Wednesday, 11 March 2015

Turkish Delights... My Travels to Istanbul

I've been longing to go to Turkey for ages, and have just got back from my very first visit. I was totally taken in by those touristy shots of azure skies... but of course that was summer... and I had decided to go - in February! You're not going to believe this, but just after we arrived it started to snow and continued for ten days until the day before we left. One morning it was -14C, and was I glad to have my Uggs and woolly hat with the big bobble that my youngest daughter had given me for Christmas. We seem to be followed by snow on all our travels at the moment.



It certainly won't be our last visit to Turkey, we loved it ... but next time we look forward to seeing it in the sunshine as well.


Istanbul is just as spectacular as you've heard with domes and minarets gracing the skyline. On the first day, before the snow really got a grip,  Claudia Turgut from Unison Turkey took us on a culinary skite around Istanbul. We ambled through the narrow cobbled streets, peeping into ancient Karavanseri where the nomad merchants and their camels rested when they came to trade in Constantinople during the Ottoman era.


We wandered through the Kadikoy fish market on the edge of Bosphurus, watched and licked our lips at the stalls making fish sandwiches balik ekmek with grilled mackerel and Black Sea salmon.




We crossed the Galata bridge where over a hundred earnest men in anoraks and woolly caps were fishing over the  ornate railings - a wonderful spectacle.



Close to the Spice Market we bought simit, a Turkish bagel glazed with pekmez (grape molasses) and sprinkled with sesame seeds from one of the thousands of carts that are scattered around the city. Red and gold carts sell roasted chestnuts and grilled sweetcorn.



Shop after shop around the edge sell a huge selection of fruit, nuts, roasted pumpkin and sunflower seeds, lady fingers (okra), garlands of dried aubergines...




I tasted dried persimmon here for the first time - and brought home a bag to try them in recipes here at home.
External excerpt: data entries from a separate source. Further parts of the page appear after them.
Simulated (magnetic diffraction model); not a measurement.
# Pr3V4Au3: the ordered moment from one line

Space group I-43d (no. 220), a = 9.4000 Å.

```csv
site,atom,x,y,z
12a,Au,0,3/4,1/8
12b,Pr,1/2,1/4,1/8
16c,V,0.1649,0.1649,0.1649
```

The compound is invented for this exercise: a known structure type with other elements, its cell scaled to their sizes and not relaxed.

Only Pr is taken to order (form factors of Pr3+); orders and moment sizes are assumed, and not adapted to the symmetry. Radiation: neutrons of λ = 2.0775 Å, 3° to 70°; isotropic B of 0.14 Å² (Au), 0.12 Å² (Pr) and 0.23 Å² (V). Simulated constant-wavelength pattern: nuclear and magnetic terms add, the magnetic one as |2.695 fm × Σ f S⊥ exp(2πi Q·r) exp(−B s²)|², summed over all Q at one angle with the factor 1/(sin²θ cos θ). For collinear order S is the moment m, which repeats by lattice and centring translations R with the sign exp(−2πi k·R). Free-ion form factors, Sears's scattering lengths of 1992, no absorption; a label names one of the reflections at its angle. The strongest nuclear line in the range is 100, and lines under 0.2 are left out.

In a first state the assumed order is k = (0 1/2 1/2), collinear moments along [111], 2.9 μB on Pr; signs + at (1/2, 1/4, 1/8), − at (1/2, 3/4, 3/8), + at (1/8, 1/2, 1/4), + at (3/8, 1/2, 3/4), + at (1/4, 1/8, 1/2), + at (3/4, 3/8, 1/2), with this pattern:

Inside the Spice Market there seem to be more jewellery than spice shops, but many sell a huge range of lokum (turkish delight), fruit and nut roll ups, candies...


And huge mounds of nougat and baklava in every shape and form.




Interestingly, Turkish cooks don't use many spices but lots of dried herbs: mint, thyme, marjoram and of course dried chilli flakes are all essential condiments.




In the midst of the Spice Market we find Can Kurtaran Gida, a particularly good shop selling many types of wild honey. There was sucur, their breakfast beef sausage, beloved of the Turks. Turkish pastrami, beautiful yellow butter from Urfa in the Black Sea area, a variety of interesting Turkish cheeses including Tulum, a delicious sheep's cheese from Erzincan that matures in a goats skin and Kaymak, a buffalo cream that's divine with honey. I shudder to think what will happen to some of these beautiful foods if Turkey joins the EU.


Over six hours later, I had walked about five miles and tasted over twenty unique street foods: borek (savoury pastries) kokorec (chargrilled lamb's intestines), kofte (plump little spicy meat croquettes with pointy ends)...




Lahmajun (Turkish pizza, eaten with a wedge of lemon and lots of fresh parsley), pide (slightly leavened bread, sometimes round and sometimes boat shaped with meat or vegetable fillings - baked in a wood-fired oven).




Some of the drinks we tried included: ayran - a diluted frothy yogurt drink, freshly squeezed pomegranate juice, boza - a fermented millet drink that is believed to cure plague and many other ills. It tastes like a slightly fizzy apple puree, and is served with roasted chickpeas sprinkled on the top.

We learned a ton about Turkish culture, food and traditions.



Another memorable part of our trip was Cappadocia in central Anatolia with its underground cities, cave dwellings and fairy chimneys.  It really is a "must add" to your travel wish list.